Jonathan Lucroy abruptly retires, cites lost love for baseball

In a unexpected move, Milwaukee Brewers catcher Jonathan Lucroy announced his retirement Wednesday, citing his lost love for the game of baseball.

In a press conference held in Maryvale, Arizona, Lucroy, seated alongside Brewers principal owner Mark Attanasio and general manager Doug Melvin, said that he no longer has the burning passion that is required to play baseball day in and day out.

“Last year was the last straw for me,” Lucroy said. “I was on the fence about playing before last season started, but now I’m positive this game is not for me. I don’t have the urge to put on my uniform anymore. I’m just tired.”

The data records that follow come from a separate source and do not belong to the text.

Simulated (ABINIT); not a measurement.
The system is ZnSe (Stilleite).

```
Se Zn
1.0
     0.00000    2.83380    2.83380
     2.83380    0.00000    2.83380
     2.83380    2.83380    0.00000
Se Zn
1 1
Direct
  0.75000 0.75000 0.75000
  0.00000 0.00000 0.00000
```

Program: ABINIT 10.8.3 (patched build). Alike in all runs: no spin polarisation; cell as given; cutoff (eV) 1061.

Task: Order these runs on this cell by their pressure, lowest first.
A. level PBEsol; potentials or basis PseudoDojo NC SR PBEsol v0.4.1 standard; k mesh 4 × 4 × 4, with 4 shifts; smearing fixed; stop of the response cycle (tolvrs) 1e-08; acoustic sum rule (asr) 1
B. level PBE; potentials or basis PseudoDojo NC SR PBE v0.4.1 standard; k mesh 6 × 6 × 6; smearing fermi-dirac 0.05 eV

Lucroy also talked about how the drama in 2013 with Ryan Braun deeply affected his morale and that he lost “faith in baseball” as a whole.

“I still consider Braunie a friend,” Lucroy said. “But the way he tricked and lied to us wore me out. He made baseball about him and nothing else. I just don’t want to deal with anything like that again. Baseball isn’t fun anymore, and that’s one of the reasons why.”

Attanasio was caught completely off guard by Lucroy’s announcement, and despite pleading with him to remain a part of the organization, he said he respects Lucroy’s decision.

“We are losing an All-Star and the best catcher in the game,” Attanasio said. “He cannot be replaced and there’s really nothing I can say to illustrate the value he has to our team. But when a player doesn’t enjoy coming to the ballpark every day, it’s time to call it quits. We wish nothing but the best for Jonathan.”

Brewers players weren’t immediately made available to the media, but a source close to the team said the spring training clubhouse was “quieter than a ghost town.”

Lucroy finished fourth in the National League MVP race in 2014, but his success wasn’t enough to make him stay.

“I want to spend time with my family and go hunting and fishing,” Lucroy said. “I’m looking forward to the next chapter of my life.”

When asked if he felt he was abandoning his teammates and putting the organization in a bad spot with such little time before the season commences, Lucroy acknowledged that to some, his actions may seem selfish.

“I mean, it’s selfish and it isn’t. I don’t want to play baseball anymore, so I would cause more harm to the Brewers than good by being on the roster.”

Melvin said backup catcher Martin Maldonado will take over as starting catcher, and discussions have already taken place about acquiring a backup.

Lucroy finishes his career with a .285 batting average, 59 home runs and 294 runs batted in.



April Fools, everybody. Be thankful Lucroy is here to stay.